BMW is keeping the gear shift know on the steering column. That oval 'Q' looking knob is the gear selector. If you push it forward you put the car in drive and if you pull back all the way you put it in reverse. I guess somewhere in the middle is neutral, there must be a distinctive click or resistance when you pass neutral or it would be difficult to know when you have placed it in neutral. The start/stop button is also on the steering column.
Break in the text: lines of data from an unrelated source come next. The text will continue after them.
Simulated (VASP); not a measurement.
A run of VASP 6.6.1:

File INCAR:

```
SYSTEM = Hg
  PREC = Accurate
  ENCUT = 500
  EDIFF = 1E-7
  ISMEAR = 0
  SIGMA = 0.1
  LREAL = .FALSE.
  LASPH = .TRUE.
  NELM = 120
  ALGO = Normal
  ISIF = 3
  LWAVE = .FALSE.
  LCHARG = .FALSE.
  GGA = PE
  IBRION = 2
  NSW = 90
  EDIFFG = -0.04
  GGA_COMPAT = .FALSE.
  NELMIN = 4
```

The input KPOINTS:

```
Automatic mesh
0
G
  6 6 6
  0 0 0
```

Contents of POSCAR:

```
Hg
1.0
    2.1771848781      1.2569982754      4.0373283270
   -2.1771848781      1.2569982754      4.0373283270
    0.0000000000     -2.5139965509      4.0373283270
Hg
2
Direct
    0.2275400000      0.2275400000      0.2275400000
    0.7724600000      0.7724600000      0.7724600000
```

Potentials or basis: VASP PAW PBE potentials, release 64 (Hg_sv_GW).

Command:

The two main instrumentation panels appear to be similar in size and location as the concept, and if you expand the picture to the right it looks like the display on the drivers instrument cluster is very close to what the concept i3 display looked like. It is fuzzy, but you can clearly see the main display is just about exactly what the concept display showed. You can see the current speed in the center, surrounded by an oval which displays the level of energy you are either using or gaining with regenerative braking. On the left is the outside temperature and on the right is the amount of miles you have driven on the current trip. Along the bottom there is line that represents the battery charge level with the estimated remaining miles you have before needing to plug in. If indeed I am correct about the oval circle encompassing the speed indicator, and all that is displayed is an amount of bars to show you if you are using or recapturing energy, then I will be disappointed. I want that to be represented in a numeric value for me to see like watt hours per mile. Five bars doesn't tell me anything about how much energy I'm using or how much I'm gaining by driving down a long hill. I'd like to see the actual energy flow in real value, not just bars please. I do like this small simple display unit though, and expect the production one to be all screen, unlike the one in the photo that has more painted surface than screen.
Now to the center stack console and here is where it gets a little dicey in my opinion. I'm not a fan of what I see in the picture. In fact it reminds me of the center stack console of my late 90's Honda Civic. I'm not going to go all out and slam it yet because the best feature, the large display screen is covered and hidden from view. However I can't help but look at what is visible, compare it to the concept i3 console and wonder what went wrong. They kept the tray to hold items between the controls and the display which I think is nice to have, but the button arrangement, vents and knobs remind me of something from the past, not the future of personal mobility. I loved the simple, modern, streamlined look of the concept i3's dash and I guess I was hoping for more of that look. I'm not giving up yet though because most of the dash is still covered and who knows, this might not even be the real production dash. The steering wheel was borrowed from a 3 series so perhaps what we see is only partially correct, however I have to believe what we see here is mostly what we'll get.
I know production cars never quite live up to the concept form. Designers can do wild things when they are making one car, and often some of the aspects of the things they dream up don't translate to making an affordable production vehicle, so changes are made. I doubt the manufacturers say "Yeah this concept is gorgeous, too nice for the public in fact so let's ugly it up a bit". I just really liked the look of the concept i3 interior (more so than the look of the exterior)and hope BMW manages to bring as much of it to the production version as possible.